Junior stays with his father on Thursday evenings, and Bess and myself usually dine out on that night so I can take a break from the cooking. Yesterday we opted for Bandera Jalisco seeing as we hadn't been there in a couple of weeks and it has become more or less my favourite place to eat. We came across it about a year ago following a visit to Comanche Lookout Park. It seemed more or less like any other Mexican eaterie you might happen to pass in San Antonio, a predominantly red and yellow exterior and usually with enthusiastically hand lettered advertising painted across the windows, a smiling anthropomorphic taco wearing a sombrero or something of the sort.
'Let's eat there,' I said, pointing and taking pleasure in this leap of faith, this pin stabbed into a map more or less at random.
It's difficult to eat bad Mexican food in San Antonio, but not impossible, and this itself has always been something of a mystery to me. Given how close we are to the border and the ubiquity of Mexican eateries, no-one has any reason to settle for the merely adequate. I would also say that in theory Mexican food should be difficult to get wrong, at least providing you know what it actually is. There's a new place at Sunset Ridge charging inflated Alamo Heights prices for Mexican street food, with waiters oozing sincerity-style patter as they describe what the chef has done, then asking if you've saved room for some num-nummy-numptious flan or a space on your calendar for Sunday which is when they'll have a DJ spinning some proper nang tunes as you dine; but actually their food is fine. It's just everything else about the place that's terrible, but I suppose that's what the airbrushed shareholders of Alamo Heights respond to.
Bandera Jalisco has cheap and cheerful formica table tops, hand lettered advertising painted across the windows, and two flat screen televisions tuned to different Mexican channels; but crucially it doesn't have a DJ, it's always full of Mexicans, and the food is incredible; so that's where we went.
The waitress brought me a beer, a Negra Modelo, for once without the bewildering frosting of salt around the rim of the glass, this being another of those local customs I've never understood. I gave the slice of lime to my wife for her iced tea and we waited for our food.
'Look! They're showing an episode of Amigos,' I observed in jocular fashion, feeling immediately resentful when Bess failed to laugh at my joke, or to congratulate me on my well developed sense of humour. I had been gazing idly at the flat screen above the counter, whilst Bess gazed idly at one immediately behind me as we sat in the booth facing each other.

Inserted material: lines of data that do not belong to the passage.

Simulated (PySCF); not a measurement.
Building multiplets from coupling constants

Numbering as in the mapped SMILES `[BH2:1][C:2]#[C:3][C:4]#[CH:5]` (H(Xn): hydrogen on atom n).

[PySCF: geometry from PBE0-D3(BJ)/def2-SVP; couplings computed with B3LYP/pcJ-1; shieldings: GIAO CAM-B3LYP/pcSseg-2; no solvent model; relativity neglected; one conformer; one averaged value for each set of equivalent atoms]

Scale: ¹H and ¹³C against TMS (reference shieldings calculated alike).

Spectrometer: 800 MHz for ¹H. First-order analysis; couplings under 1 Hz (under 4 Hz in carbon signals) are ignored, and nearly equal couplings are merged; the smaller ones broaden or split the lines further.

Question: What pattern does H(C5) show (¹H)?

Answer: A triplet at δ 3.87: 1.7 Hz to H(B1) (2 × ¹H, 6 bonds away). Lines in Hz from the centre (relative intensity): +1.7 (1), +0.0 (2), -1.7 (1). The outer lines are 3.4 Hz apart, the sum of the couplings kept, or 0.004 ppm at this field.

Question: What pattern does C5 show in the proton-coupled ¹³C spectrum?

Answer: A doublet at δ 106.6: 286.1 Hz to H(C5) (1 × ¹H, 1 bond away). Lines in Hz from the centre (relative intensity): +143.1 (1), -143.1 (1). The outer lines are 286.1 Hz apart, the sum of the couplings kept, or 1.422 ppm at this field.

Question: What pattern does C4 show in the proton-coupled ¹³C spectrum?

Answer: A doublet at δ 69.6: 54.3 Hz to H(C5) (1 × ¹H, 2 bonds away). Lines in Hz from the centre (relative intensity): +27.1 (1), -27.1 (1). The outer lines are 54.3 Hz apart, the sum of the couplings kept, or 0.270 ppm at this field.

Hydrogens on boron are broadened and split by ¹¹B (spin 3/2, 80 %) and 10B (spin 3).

'I said—,' and then the food arrived, truncating my attempt to salvage the joke.
'What was that?'
'It was nothing.' I got started on my mixed plate, which is steak and shrimp with rice, salsa and all the customary sides - number thirty-one on the Bandera Jalisco menu. 'It doesn't matter.'
'No - what did you say?'
They were showing an episode of Friends on the flat screen television above the counter, Friends dubbed into Spanish with English subtitles. For all I knew they may well have gone the whole way and broadcast the show as Amigos, and my joke may not actually have been a joke at all; and now I was trying to work out why I had thought any of this had been worth saying out loud. 'It was just a stupid thing. It doesn't matter.'
We ate, and the food was great, and I even enjoyed the beer - which is no longer a given. I had been hard at work during the day, digging six months worth of tough weeds from the allotment. It had been the kind of physical activity which tends to render that eventual beer all the more satisfying.
'You are el padrastro,' my wife told me.
'I beg your pardon.'
'You are el padrastro, the stepfather.' She gestured towards the screen behind my head with her fork. I turned my head and saw that it was tuned to a telenovela.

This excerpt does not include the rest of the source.